This repository contains python scripts which will scrape r/Stocks, r/Investing, and r/StockMarket. The goal is to scrape comments where there has been a stock ticker identified within the comment. The goal is to find redditors who consistently suggest stocks which provide high returns.
I wrote a medium article which explains the inspiration behind this project. The article can be found in the link below.
https://medium.com/@adhamsuliman/redditors-vs-the-market-a0e0833081c1
In order to use this repo, users must create a reddit application. Felippe Rodrigues wrote a great article on how to go about getting those credentials. The link to that article is provided below.
https://www.storybench.org/how-to-scrape-reddit-with-python/
All the libraries used in this example can be installed using pip with the requirements.txt file included. Open any terminal or command prompt and type in the following line. Use conda install if working with a conda environment.
pip install requirements.txt
-
Scrape Reddit
- Scrape new posts for r/stocks, r/investing, r/stockmarket.
- If a new user is identified when scraping, scrape all of that user's comments.
- Use Named Entity Recogntion (NER) to identify stocks within comments
- Use vader sentiment to determine how positive a comment is.
-
Find stock prices
- Use yfinance to pull data for all stocks found.
- Calculate the return if a redditor had bought one share the day that he/she posted the initial commment.
- Calculate the average daily return by comment where only the number of weekdays are taken into consideration.

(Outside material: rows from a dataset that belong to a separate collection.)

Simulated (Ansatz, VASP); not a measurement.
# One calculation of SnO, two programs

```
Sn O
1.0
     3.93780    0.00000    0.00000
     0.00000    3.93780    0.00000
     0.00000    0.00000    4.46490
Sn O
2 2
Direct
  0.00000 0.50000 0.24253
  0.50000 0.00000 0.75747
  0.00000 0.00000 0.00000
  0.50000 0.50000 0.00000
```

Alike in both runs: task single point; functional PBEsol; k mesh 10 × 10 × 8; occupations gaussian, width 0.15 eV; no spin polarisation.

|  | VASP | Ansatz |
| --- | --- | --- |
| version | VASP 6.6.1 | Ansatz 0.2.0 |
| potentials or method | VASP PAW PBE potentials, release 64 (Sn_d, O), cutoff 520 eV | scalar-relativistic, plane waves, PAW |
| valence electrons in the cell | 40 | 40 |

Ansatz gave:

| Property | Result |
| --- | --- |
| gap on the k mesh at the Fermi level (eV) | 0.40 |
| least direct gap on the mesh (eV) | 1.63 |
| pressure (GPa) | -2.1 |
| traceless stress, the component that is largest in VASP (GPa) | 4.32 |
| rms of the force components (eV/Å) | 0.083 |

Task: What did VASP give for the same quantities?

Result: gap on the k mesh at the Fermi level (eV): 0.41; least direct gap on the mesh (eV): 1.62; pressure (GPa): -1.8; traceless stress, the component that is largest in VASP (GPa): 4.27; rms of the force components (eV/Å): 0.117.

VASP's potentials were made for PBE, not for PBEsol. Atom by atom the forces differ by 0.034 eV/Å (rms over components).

- Find the average daily return by user.
There is a dashboard which looks at this data which can be found in the following link. https://datastudio.google.com/reporting/7d5c20ed-b6a6-4162-81ba-062bf869c5c0/page/z9ScB
The table on the top right list redditors with the number of comments found with a ticker in it and the average daily return of all their picks since the day of each comment. There are multiple filters that can be used for the table on the bottom half of the page. The filters available include by date range, by redditor, by stock, and by comment positivity. The positivity score was pulled using the vader sentiment module which was trained on a large twitter corpus.
This line graph looks at ticker mention by day. Users can filter by date range, ticker, redditor, and comment positivity.
This table aims to identify who was the first redditor to mention a certain ticker. A disclaimer to note is that the scraper is only run on the top comments for 2020, and it has been scraping all new posts on r/stocks, r/investing, and r/stockmarket since late August.